I had an epiphany the other day, and it went like this. Some friends of mine were discussing cruises, and one of them said she didn’t think she would like going on one because there would be group dinners and group activities.

I thought: What? That would be so much fun! You’d meet all kinds of new people!

And then I froze up and had this existential WHO AM I? moment.

I realized I’d become… maybe, just a tiny bit… of an extrovert.

On the Myers Briggs personality test, which I first took over 15 years ago, I’d always tested out as an INFJ. It’s a rare type, but in my experience, it’s fairly common among writers. The last time I took it was 5 or 6 years ago, for work. We were discussing how to make things more comfortable for introverts and extroverts, and my fellow introverted co-workers were joking around about putting in a ball pit for the extroverts.

I was so sure of my identity! Sometimes, I wondered how to be more social, but only because I thought I should. I figured that introversion and extroversion were more or less immutable characteristics, and I’d always been introverted.

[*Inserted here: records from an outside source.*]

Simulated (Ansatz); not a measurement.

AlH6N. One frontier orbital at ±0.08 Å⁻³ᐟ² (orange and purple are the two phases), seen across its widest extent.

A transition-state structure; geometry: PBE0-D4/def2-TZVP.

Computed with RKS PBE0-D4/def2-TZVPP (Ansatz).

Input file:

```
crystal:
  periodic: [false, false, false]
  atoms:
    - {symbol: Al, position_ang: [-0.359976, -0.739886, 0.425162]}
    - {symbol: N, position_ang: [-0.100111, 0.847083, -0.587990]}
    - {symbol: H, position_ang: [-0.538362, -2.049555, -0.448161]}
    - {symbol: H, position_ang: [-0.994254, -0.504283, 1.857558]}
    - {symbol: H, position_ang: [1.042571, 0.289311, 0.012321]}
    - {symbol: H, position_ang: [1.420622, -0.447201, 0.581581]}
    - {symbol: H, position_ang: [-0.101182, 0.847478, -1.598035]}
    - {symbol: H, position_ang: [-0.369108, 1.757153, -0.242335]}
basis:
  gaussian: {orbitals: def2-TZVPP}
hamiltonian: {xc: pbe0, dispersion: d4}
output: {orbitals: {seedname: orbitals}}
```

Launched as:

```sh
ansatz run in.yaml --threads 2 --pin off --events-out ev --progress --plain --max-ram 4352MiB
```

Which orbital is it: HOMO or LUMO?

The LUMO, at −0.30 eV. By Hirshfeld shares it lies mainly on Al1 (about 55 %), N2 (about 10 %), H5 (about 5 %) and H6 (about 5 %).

Besides, I tested way to the introvert side on the Myers-Briggs. The only questions that made me look more introverted were the ones about sharing and self-disclosure, because I’d always been an open book. I was just the kind of open book that wanted to be off on its own corner of the library, or something.

 

 

My Introverted Past

One of my early memories involves being five or six and attending a child’s birthday party. Everyone was playing games, but I sat on the floor staring down. I vaguely wished it was possible for me to do otherwise, but it wasn’t.

At gatherings with relatives for birthdays, I always wanted to go home much, much sooner than we did. I would wait for what seemed like hours for the bliss of going back to my room.

It didn’t win me a lot of friends. In the 5th grade, I invited a bunch of girls to a birthday slumber party, and only two came. And then when I got the Lord of the Rings trilogy from my parents, I completely ignored my two guests and read all night. Wow, Bryn, wonder why you didn’t have friends? Haha.

As an adult, I needed vast amounts of time alone. I married someone who was the same way.

It’s only been in the last couple of years ago that I’ve noticed a shift.

 

The Early Warning Signs

I started suggesting a few more socializing opportunities to people… and getting disappointed on the occasions they didn’t want to do it, because my real life friends are both very busy and complete introverts. (In the past, at least part of me would feel relieved when plans fell through. Now, this literally never happens.)

I started being that person who talks to strangers on the elevator. Before, I was the person who thought, “Why must strangers talk to me on the elevator?”

My new job is quite flexible, and there are some good reasons for working at home on some days. When I’m swamped, I don’t have to take the extra time to get ready and drive in to the office. And when I have conference calls, I don’t have to hunt down a conference room (I would disturb the writers around me if I did conference calls in my cubicle.) Nonetheless, if I worked at home two days in a row, I would feel sort of depressed because I didn’t get to see anybody. Except my dogs, who do count, of course.

Introverts love working at home. I should have realized much sooner that something was up.

 

How I Think It Happened

First of all, I blame social media. I find it very comfortable to interact online, on Facebook (including Facebook groups), on Twitter, and on this blog. In the digital space, I’m even a little bit of a social butterfly. I guess it was a matter of time before that behavior started bleeding over into “real life.”

I also think the new job has made me more extroverted. I’ve met a lot of new people and I’ve been on the phone more. In the past, I didn’t talk on the phone at length to anyone except my parents… like most introverts, I loved texting and hated the phone.

 

I’m Still Adjusting to Life As An Extrovert.

For instance, I’m still getting used to the fact that if I don’t get together with friends (or potential friends!) on the weekend, I’m going to wake up Monday morning feeling grumpy. This past weekend, I mostly worked, but I had my first Board of Directors meeting at The Writers Place in Kansas City, so I didn’t feel completely isolated.

I’m realizing that I don’t mind being busy at my job or working hard… as long as I have time to be social. Even a little break helps!

I’m thinking ahead to my summer and considering how to be more social and how to find opportunities to connect with other people.

At work, I’m going to start setting up more lunches and coffee breaks with people.

It’s all very new, but I think I’ll like being more outgoing.

 

Do you consider yourself an extrovert or an introvert? Have you ever made a change from one to the other? I’d love to hear about it in the comments. Thanks so much for reading, and have a social or non-social week… whatever you prefer!